Jun 12, 2009
When recently asked to bring a salad to a birthday party, a friend and I put our heads together to come up with something similar to this version of a couscous and spinach salad. It is easy, yet hearty and full of nutritional benefits (i.e. lots of veggies, and greens). And it can be adapted easily to a number of different kinds of vegetables depending on what's in season.
I think spinach works well for this salad but unfortunately could not find it at the Farmer's Market, so I used a bag of organic spinach from the store. The remainder of the veggies (carrots, peppers, celery, and onion) are all from the Farmer's Market. As well as the tomatoes, which were left over from the pizza I made earlier in the week. Also I picked up some Kalamata Olives from The Pasta Shop, a wonderful little gourmet food store with several locations in the East Bay.
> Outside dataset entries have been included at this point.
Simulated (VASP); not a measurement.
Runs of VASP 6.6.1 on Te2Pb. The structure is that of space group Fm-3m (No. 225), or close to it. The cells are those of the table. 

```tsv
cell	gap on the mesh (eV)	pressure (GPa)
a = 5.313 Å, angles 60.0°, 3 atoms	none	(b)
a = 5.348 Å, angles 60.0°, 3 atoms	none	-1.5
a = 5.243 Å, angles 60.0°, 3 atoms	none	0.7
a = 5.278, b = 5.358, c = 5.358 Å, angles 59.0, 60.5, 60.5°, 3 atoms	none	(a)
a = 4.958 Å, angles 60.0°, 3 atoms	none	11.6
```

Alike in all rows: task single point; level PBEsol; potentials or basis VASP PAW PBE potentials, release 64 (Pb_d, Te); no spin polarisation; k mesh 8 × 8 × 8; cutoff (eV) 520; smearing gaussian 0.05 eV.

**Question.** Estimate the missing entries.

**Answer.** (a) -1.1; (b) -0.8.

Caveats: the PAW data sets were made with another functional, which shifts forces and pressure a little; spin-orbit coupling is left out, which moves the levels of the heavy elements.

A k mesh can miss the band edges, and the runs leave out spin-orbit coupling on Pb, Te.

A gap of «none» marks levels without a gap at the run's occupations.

Recipe for Israeli Couscous Spinach Salad
1 bag organic spinach
1 carrot, chopped
2 medium bell peppers, chopped
1 medium red onion, chopped
2 stalks of celery, chopped
1 and 1/2 cups cherry tomatoes, halved
1 cup Kalamata olives, halved and seeded
1 and 1/3 cups Israeli Couscous*
Salt and Pepper
Vinaigrette for dressing
Cook the couscous according to the directions on the packaging, or if buying in bulk use approximately 1 and 1/3 cups couscous to every 1 and 3/4 cups water. Bring to a boil then reduce heat and simmer for 12 minutes or until liquid is absorbed. Once cooked let couscous sit until room temperature before mixing it with the salad.
Wash the spanich and drain well, placing in a large salad bowl. Add the chopped veggies, carrot through olives to the top of the salad. Sprinkle with salt and pepper.
Once the couscous is at room temperature mix it in with the rest of the salad. Top with the vinaigrette dressing, mixing the salad well and serve.
Israeli Couscous is a larger pearl couscous that is about half the size of a pea. I liked using this couscous as it gave a different texture to the salad. I've found this couscous in the bulk or pasta section at many stores. When my friend and I originally made the salad we used Quinoa, a seed similar to traditional couscous with high nutritional value.